In the interest of getting “hard” copies of my work under one roof, I plan to spend the next few weeks posting the entire archive of my film journalism here on ScullyVision. With due respect to the many publications I’ve written for, the internet remains quite temporary, and I’d hate to see any of my work disappear for digital reasons. As such, this gargantuan project must begin! I don’t want to do it. I hate doing it. But it needs to be done. Please note that my opinions, like everyone’s, have changed a LOT since I started, so many of these reviews will only represent a snapshot in time. Objectivity has absolutely no place in film criticism, at least not how I do it.

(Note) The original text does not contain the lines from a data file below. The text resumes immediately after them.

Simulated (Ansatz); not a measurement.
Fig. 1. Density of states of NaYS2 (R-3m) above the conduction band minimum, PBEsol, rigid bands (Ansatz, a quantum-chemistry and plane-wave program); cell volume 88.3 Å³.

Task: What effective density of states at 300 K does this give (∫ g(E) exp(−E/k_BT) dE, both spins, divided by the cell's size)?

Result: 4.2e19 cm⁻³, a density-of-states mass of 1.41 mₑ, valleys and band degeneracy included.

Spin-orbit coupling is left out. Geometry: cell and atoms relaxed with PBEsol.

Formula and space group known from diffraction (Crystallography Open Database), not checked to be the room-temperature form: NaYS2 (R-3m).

Many will dismiss Hail, Caesar! as a lesser entry in the Coen brothers’ filmography, but if the cinematic siblings have made any sort of thesis through their prolific body of work, it’s that no matter what appears on the surface, there is always a bigger picture. Hail, Caesar!, as small as it seems, is truly a big picture. Capitol Pictures, former employer of doomed scribe Barton Fink, exists at the intersection of faith, politics, and image – 1950s Hollywood. Eddie Mannix (Josh Brolin doing his best Joe Polito) is a studio ‘fixer’ tasked with anything and everything required to keep Capitol’s many productions moving smoothly. Currently on his plate is managing the image of an unmarried-but-pregnant leading lady (Scarlett Johansson), changing the image of cowboy stunt actor, Hobie Doyle (Alden Ehrenreich), and obtaining feedback on the religious aspects of Capitol’s upcoming crucifixion epic, Hail, Caesar! It’s when the star of said epic, Baird Whitlock (George Clooney, at his dopey best) goes missing, that Mannix begins to struggle. Or does he? It’s tough to tell which parts of Mannix’s wild day-to-day are business as usual, considering any job that has one methodically doling out scoops to competing twin gossip columnists (Tilda Swinton and Tilda Swinton) is likely to be a little madcap.
That’s the keyword here: madcap. Narratively, Caesar! is all over the place, rarely spending too much time with one character or setting, and spending even less time questioning how each vignette fits into the larger story. Yet somehow, each piece feels essential. I’ve jokingly referred to the film as ‘Burn After Trumbo’ in reference to the setting (Trumbo) and the ‘loose cogs unknowingly rattling around in a much bigger machine’ format (Burn After Reading). And as all these particular cogs fall in and out of place, Eddie Mannix is the only one to question what it all means, or at the very least, ask what cause is being served (he finds himself up against a mysterious group called “The Future” – clever, Coen boys, very clever).
Roger Deakins, rock and roll cinematographer, has done some amazing work capturing the 1950s Hollywood feel, which is helped greatly by the Coen’s use of old fashioned movie magic. Hail, Caesar! is shot on film, and takes place entirely on sets and sound stages, and not just by nature of the material. Even when what’s on screen is not movie-within-a-movie, the Coens employ painted backdrops and sweeping crane shots. There’s even a wonderfully staged synchronized swimming segment that rivals in quality the films being paid homage. And it’s all actually being done. There’s no trickery here as far as I can tell. As such, Hail, Caesar! is a love letter to old Hollywood that is equally effective as a send up. If there’s one thing that has always stood out to me about the Coens’ work, it’s that they and their team seem to be enjoying themselves, and in Hail, Caesar! this sentiment is downright tangible.
I’d hate to ruin any of the film’s myriad fun moments, but it wouldn’t be right not to mention Channing Tatum’s song and dance number. As impressive as it is funny, it’s this year’s Oscar Isaac/robot dance, only better. Yes, it’s that good. Yet as great as it is, it’s far from the film’s funniest moment. A particular sequence between Ralph Fiennes and Alden Ehrenreich (who, but for Brolin, steals the show) involving the phrase “would that i’ twere so simple” had me gasping for air.
Through all of the silliness and technical mastery, the Coens ultimately insist upon humility. The larger forces seem invisible to those lost within the fog, but the tendrils of the universe do not discriminate in their grasp. It’s how we dance though the chaotic storm of existence that defines us, and Hail, Caesar! much like all of the Coens’ work, is a supremely entertaining reminder of just that.
Did I mention that the real life Eddie Mannix died of a heart attack? If any of Hail, Caesar! is true, I can see why.
Hail, Caesar! opens in Philly theaters today.